No i'm suggesting the R&B and Slo-Jam music is still popular, so popular that rappers sample it on their cuts. Chicago is the home of the uniquely midwestern "steppin" community, a type of dance that is not geared toward Rap music, but to good ol R&B songs. It is also the home of "house music" whose popularity raves in the alternative music genre. And i make a distinction between hip hop music and gangsta rap. BTW, Cardi B won one of her Grammy's for the best rap album of the year in that category, a genre that has its own category just like all of the others types of music.( Nobody gives rap more credibility than the people who say it's not credible.) Rap is now establishment music. And black purveyors of it have their own labels, and producers and they keep the money they make, many of them giving back to the communities they came from. Other ethnics have adopted this genre, and little kids don't have to be taught it; it comes natural to them because it is syncronized with the beat of their pulses which throb with the times and, as such, rap is a cultural phenomenon that would be widespread whether it was profitable or not. The music scene is a mosaic of which rap is just one facet. and most blacks like all types of black music. You folks act like you've never heard of Beyonce or John Legend or a slew of other millionaire non rap superstars out there, - or like you have never listened to Urban radio stations.
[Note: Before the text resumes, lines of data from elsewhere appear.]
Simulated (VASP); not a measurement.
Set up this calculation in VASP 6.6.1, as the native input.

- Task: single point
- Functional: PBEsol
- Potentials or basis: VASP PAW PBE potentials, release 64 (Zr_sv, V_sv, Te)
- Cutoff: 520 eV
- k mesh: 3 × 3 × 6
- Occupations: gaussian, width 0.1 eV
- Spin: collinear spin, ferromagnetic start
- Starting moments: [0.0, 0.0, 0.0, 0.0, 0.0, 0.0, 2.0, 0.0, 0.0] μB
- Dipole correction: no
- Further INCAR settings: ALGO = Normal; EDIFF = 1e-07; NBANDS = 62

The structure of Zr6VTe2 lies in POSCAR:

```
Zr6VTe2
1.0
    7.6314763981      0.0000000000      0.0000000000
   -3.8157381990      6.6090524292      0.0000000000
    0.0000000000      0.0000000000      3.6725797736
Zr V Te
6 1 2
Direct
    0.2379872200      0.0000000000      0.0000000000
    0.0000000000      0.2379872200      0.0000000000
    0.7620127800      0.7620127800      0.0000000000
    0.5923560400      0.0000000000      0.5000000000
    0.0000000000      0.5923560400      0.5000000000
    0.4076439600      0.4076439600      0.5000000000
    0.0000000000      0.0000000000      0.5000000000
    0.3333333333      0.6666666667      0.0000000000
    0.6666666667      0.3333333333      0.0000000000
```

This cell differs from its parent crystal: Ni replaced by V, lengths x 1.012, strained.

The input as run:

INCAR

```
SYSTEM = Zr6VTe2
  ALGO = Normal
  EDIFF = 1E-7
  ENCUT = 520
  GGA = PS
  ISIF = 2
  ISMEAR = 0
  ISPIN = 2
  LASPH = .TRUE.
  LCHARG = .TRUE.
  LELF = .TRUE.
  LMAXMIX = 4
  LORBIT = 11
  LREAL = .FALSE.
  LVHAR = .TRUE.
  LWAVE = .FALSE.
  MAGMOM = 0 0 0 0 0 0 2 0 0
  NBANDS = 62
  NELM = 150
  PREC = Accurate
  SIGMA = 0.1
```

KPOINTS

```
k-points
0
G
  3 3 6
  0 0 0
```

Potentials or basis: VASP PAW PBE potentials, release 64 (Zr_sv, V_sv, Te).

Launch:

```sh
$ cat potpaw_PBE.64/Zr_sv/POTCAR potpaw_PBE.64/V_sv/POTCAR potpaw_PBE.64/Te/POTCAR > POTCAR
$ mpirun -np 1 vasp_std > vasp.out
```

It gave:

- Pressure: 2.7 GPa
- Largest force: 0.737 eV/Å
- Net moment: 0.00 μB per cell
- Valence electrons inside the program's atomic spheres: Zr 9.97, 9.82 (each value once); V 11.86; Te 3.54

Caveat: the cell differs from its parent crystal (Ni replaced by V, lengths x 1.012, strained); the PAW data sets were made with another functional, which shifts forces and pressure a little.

"Precious" which came out almost 10 years ago, was based on a book written by a black woman and the movie was true to the book. There are currently a lot of mainstream movies out there about positive black people, especially on the black TV channels. A series based on the movie "Boomerang" executive produced by Halle Berry who acted on Eddie Murphy's idea, has just debuted and it rocks. Plus Oprah's channel has a lot of contemporary programming that authentically portrays black folks. Of course y'all wouldn't know about these things because you boycott TV.
These are the observations of an 85-year-old-woman in the year 2019, not those of Frances Cress Welsing circa 1970. To me, y'all are stuck in the past still voicing the same ol rhetoric that is not that relevant today. So we have to agree to disagree.